December Wild West on Newsstands
My Nana’s Raid story is in the December issue of Wild West magazine now in the mail and on newsstands. It’s always hard for me to look at something I’ve written on a printed page and I suspect this may be the last time I see my byline in a real magazine. But having said that, I’m pretty pleased with the result. Plus, Wild West came up with some great photographs to illustrate, as well as an interesting piece by Lynda Sanchez on Rattlesnake Power in Apache culture.
The Pied Piper
Latest to be defenestrated is a statue of Thomas Jefferson in New York City. The man who among many other achievements wrote the Declaration of Independence and arranged the Louisiana Purchase is now contemptuously dismissed simply as “a well known slaveowner” and so consigned to Trotsky’s “dustbin of history.”

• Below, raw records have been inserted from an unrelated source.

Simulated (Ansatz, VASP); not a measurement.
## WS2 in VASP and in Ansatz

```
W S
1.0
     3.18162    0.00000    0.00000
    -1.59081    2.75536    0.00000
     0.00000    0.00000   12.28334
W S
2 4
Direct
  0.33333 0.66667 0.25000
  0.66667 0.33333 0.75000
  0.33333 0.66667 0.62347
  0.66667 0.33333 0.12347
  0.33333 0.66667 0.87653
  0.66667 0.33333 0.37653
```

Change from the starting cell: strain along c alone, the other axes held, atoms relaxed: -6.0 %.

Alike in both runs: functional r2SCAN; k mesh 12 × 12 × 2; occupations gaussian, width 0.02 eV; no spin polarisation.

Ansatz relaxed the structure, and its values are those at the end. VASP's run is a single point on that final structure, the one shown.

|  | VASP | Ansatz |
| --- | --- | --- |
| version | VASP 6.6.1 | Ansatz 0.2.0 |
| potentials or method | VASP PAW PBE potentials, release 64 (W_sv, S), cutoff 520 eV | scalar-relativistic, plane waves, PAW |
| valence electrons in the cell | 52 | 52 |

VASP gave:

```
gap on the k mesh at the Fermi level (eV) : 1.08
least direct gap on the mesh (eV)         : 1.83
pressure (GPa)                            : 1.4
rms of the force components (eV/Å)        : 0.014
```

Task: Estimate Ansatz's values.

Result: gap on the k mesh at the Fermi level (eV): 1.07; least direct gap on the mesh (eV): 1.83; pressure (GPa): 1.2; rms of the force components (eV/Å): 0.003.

Perhaps we should replace Jefferson et al. with copies of Hamelin’s Pied Piper .
Fiddler’s Green
Just noted one of the links I’ve been using is gone. Here’s a new link to the “Cavalrymen’s Poem,” better known as “Fiddler’s Green.” Originally an Irish fisherman’s shanty, the verses were adapted by some anonymous barracks poet sometime before the turn of the (19th-20th) Century. Published in the U.S. Army’s Cavalry Journal in 1923, the rhymes became associated with the 1st Cavalry Division.